You can learn more about the process in the Collibra Import API Documentation.

Community and domain names

The Collibra orchestrator can create a parent community if DATAOPS_COLLIBRA_PARENT_COMMUNITY is provided. Under this community, it imports all other communities and domains. The name of the child community is derived from the name defined in dbt_project.yml, MyProject in the example below. If no DATAOPS_COLLIBRA_PARENT_COMMUNITY is provided, then what is defined in dbt_project.yml would become a parent community, nesting all created domains.

dataops/modelling/dbt_project.yml
## Project
name: MyProject
version: 0.1
config-version: 2

## Sources
model-paths: [models, sources]
analysis-paths: [analysis]
test-paths: [tests]
seed-paths: [seeds]
macro-paths: [macros]
snapshot-paths: [snapshots]

Under this community, or under the parent community if one is provided, we create the following domains:

  • Physical Data Dictionary (one or more)
  • Logical Data Dictionary
  • Data Usage Registry
  • Technology Asset Domain
  • Rulebook
  • Glossary

By default, this orchestrator creates data quality metric assets that are related to the default Data Quality Dimension asset "Integrity", which is located in the Data Governance Council community (full path is Data Governance Council/Data Quality Dimensions/Integrity). As part of our prerequisite package, we also create the DataOps.live Pipeline Data Quality Rules Catalog domain. If either of those is missing, the pipeline will fail. That being said, these values are configurable, and it is possible to change the default values of DATAOPS_COLLIBRA_DATA_QUALITY_COMMUNITY, DATAOPS_COLLIBRA_DATA_QUALITY_DIMENSIONS_DOMAIN and DATAOPS_COLLIBRA_DATA_QUALITY_DIMENSION and thus point to a new object, which has to be created before running the orchestrator.

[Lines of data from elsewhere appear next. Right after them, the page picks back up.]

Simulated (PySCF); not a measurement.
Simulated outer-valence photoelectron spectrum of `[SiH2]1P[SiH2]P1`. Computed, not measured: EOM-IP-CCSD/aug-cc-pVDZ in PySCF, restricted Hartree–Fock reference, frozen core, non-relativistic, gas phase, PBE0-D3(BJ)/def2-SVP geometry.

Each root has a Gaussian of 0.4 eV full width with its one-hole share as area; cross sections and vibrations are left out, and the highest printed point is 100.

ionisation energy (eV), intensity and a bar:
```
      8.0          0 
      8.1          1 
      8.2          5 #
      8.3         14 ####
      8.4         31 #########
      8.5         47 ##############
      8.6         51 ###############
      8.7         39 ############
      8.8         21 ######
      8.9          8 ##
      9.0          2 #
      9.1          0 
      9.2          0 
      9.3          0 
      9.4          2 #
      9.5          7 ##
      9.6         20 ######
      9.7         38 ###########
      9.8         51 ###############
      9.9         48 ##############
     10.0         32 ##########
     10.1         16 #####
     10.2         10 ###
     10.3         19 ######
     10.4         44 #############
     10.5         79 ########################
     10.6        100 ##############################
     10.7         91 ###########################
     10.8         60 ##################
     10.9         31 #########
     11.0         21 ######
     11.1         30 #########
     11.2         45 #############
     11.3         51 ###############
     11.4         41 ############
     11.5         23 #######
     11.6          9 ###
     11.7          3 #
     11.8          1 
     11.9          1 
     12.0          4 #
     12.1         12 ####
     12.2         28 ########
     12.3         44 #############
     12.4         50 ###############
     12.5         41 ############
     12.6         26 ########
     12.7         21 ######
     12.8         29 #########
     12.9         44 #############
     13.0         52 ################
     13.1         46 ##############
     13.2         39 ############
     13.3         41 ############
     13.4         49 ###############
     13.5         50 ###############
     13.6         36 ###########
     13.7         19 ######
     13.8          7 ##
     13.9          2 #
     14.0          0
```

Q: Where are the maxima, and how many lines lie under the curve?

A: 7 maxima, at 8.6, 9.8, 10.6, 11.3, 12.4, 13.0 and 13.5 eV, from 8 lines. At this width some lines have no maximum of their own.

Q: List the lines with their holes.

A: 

To summarize, during the integration, we rely on the following out-of-the-box custom objects to exist unless otherwise configured:

  • Data Governance Council as a default value that can be configured for the object type Community
  • Data Quality Dimensions as a default value that can be configured for the object type Domain
  • Data Governance Council/Data Quality Dimensions/Integrity as a default value that can be configured for the object type Asset
  • DataOps.live Pipeline Data Quality Rules Catalog as a default value that can be configured for the object type Domain

Using Collibra orchestrator together with the Data Product orchestrator

The Collibra orchestrator acts as a centralized hub for data management, providing a comprehensive view of data assets and their associated metadata. It allows organizations to define, automate, and enforce data governance policies, ensuring data quality, compliance, and security throughout the data lifecycle. With the emphasis of DataOps.live on agile and automated data operations, it becomes crucial to integrate data products into the Collibra ecosystem.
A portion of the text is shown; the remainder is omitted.